Extracting html & embedded image

0 votes
asked Jan 18 by ys (120 points)

Hi,

With this code:

var mail = new Rebex.Mail.MailMessage();
mail.Load(@"c:\temp\some-email-with-html-content.eml");
File.WriteAllText(@"c:\temp\some-email-with-html-content.htm", mail.BodyHtml);

I can extract the html but the embedded base64'd images in the .eml file is not saved as embedded images .htm (it's saved as cid:...)

Is there a way to do this ?

Thanks !

1 Answer

+1 vote
answered Jan 18 by Lukas Matyska (39,480 points)

The embedded images are stored in the MailMessage.Resources collection.
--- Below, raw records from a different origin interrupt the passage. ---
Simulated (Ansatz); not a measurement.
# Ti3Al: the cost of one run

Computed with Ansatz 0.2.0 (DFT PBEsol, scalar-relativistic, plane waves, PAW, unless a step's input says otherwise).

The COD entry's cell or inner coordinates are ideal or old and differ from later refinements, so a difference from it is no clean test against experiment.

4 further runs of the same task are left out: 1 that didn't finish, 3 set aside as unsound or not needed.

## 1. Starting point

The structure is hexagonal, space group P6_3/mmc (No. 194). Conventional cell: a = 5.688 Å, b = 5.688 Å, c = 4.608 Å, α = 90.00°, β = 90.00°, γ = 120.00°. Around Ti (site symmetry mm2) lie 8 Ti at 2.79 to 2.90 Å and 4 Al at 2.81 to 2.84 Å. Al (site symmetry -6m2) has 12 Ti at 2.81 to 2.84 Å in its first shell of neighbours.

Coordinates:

To convert HTML mail to ordinary HTML page, you need to manipulate the HTML mail body. You have to replace cid:ID with appropriate string. You can either extract embedded images to files and use the filename instead of cid:ID or embed the image data into HTML page directly like this:

foreach (var res in mail.Resources)
{
    if (res.ContentId == null || 
        res.MediaType == null || 
        !res.MediaType.StartsWith("image/", StringComparison.OrdinalIgnoreCase))
        continue;

    MemoryStream ms = new MemoryStream();
    using (var content = res.GetContentStream())
    {
        content.CopyTo(ms);
    }
    byte[] data = ms.ToArray();
    string cidString = string.Format("cid:{0}", res.ContentId.Id);
    string dataString = string.Format("data:{0};base64,{1}", res.MediaType, Convert.ToBase64String(data));

    // replace image link (cid:) with image data (data:)
    mail.BodyHtml = mail.BodyHtml.Replace(cidString, dataString);
}

Please note, that this code only shows the way, how to do it. To make it robust you should handle letter case and spaces in "cid:" string.

...